Slavoj Žižek loves humanity in general but doesn't like people. So, at any rate, he tells an interviewer from Harper's Magazine who has asked him about his visit to Zuccotti Park to talk to the Occupy Wall Street protesters:
I literally came there three minutes before I did it. I instantly disappeared. You know, this may be part of my character, but that's how I function. There is a certain cliché about communists or radicals. They usually say, you like humanity in abstract, but you don't like concrete people. You are even ready to kill them for humanity. Okay, fuck it. If this is it, then I am definitely a totalitarian. I like humanity, maybe great works of art, but the majority of the people I don't like. I like to be alone... I just have a couple of friends.

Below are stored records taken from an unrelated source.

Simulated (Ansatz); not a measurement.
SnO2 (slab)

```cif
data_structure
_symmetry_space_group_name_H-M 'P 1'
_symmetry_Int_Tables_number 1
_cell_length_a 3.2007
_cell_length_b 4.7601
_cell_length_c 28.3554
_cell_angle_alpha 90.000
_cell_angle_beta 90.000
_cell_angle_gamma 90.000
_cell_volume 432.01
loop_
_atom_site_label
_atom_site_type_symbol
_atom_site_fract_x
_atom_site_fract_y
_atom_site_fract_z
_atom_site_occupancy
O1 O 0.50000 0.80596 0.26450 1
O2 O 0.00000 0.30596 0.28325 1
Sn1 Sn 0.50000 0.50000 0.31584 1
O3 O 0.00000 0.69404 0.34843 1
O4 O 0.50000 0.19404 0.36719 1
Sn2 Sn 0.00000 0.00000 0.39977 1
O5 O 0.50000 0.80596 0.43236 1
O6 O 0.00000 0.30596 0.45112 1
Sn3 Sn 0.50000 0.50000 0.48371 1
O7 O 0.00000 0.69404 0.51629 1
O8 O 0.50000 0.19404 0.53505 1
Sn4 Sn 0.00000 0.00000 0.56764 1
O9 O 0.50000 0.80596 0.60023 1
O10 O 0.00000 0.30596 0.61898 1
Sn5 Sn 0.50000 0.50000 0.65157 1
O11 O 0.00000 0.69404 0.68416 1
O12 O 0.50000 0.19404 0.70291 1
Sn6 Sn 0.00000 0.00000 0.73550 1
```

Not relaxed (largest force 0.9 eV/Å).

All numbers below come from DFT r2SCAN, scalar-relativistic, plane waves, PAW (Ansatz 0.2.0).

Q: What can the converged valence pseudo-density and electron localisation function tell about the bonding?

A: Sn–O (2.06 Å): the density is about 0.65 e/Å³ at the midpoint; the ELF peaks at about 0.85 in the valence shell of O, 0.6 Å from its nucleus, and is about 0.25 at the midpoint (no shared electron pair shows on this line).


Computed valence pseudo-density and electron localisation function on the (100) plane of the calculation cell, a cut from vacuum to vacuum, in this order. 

Let's discount that, shall we? If Žižek likes to be alone, it's his right, and his response here looks very much like he's trying to cause a stir. Much more interesting is his answer to the interviewer's second question: why continue to claim the communist 'brand' when it's now so devalued? Žižek offers several reasons in response - among them, that the labels socialism, democracy, justice, have been harmlessly absorbed by the dominant culture - but he eventually gets to this, that to claim the label of communism is to remind oneself of, precisely, the 'horrible things [that] were done in the name of communism', a reminder that we need given the fact that we don't have a good account of what went wrong to produce Stalinism. In particular, liberal accounts just reduce it all to the bad actions of bad people, whereas, of course, it was 'the system'.
If this were all being uttered by a clown, it would be hard to tell the difference. For, first, since he says there isn't one, Žižek himself might like to tell his interviewer what some of the elements of 'a good critique' of Stalinized communism would look like like. Yet he doesn't. Second, the claim that all we have to date is stuff about the bad actions of bad people is laughable. Žižek, one has to suppose, is unfamiliar with the following themes: that single-party government is incompatible with any effective reality of democratic self-rule; that a regime which abandons standard liberal safeguards for the individual endangers people's rights and, in some cases, their lives; that a respect for basic human rights is an important constituent of any decent society; that the separation of powers is a critical barrier against tyranny; that the independence of judicial insitutions is an important protection; and that some of the things that went wrong with communism as so far practised might have been due to a tendency among its leading adherents to make light of commitments to democracy, justice, liberal safeguards - in exactly the way Žižek himself does - as being merely the ideological property of... the dominant class.
We aren't still at square one on these matters, whatever the philosopher Žižek may be ready to give out. Not only liberals but also socialist critics of the Stalinist experience have gone some way beyond bad-people-type explanations.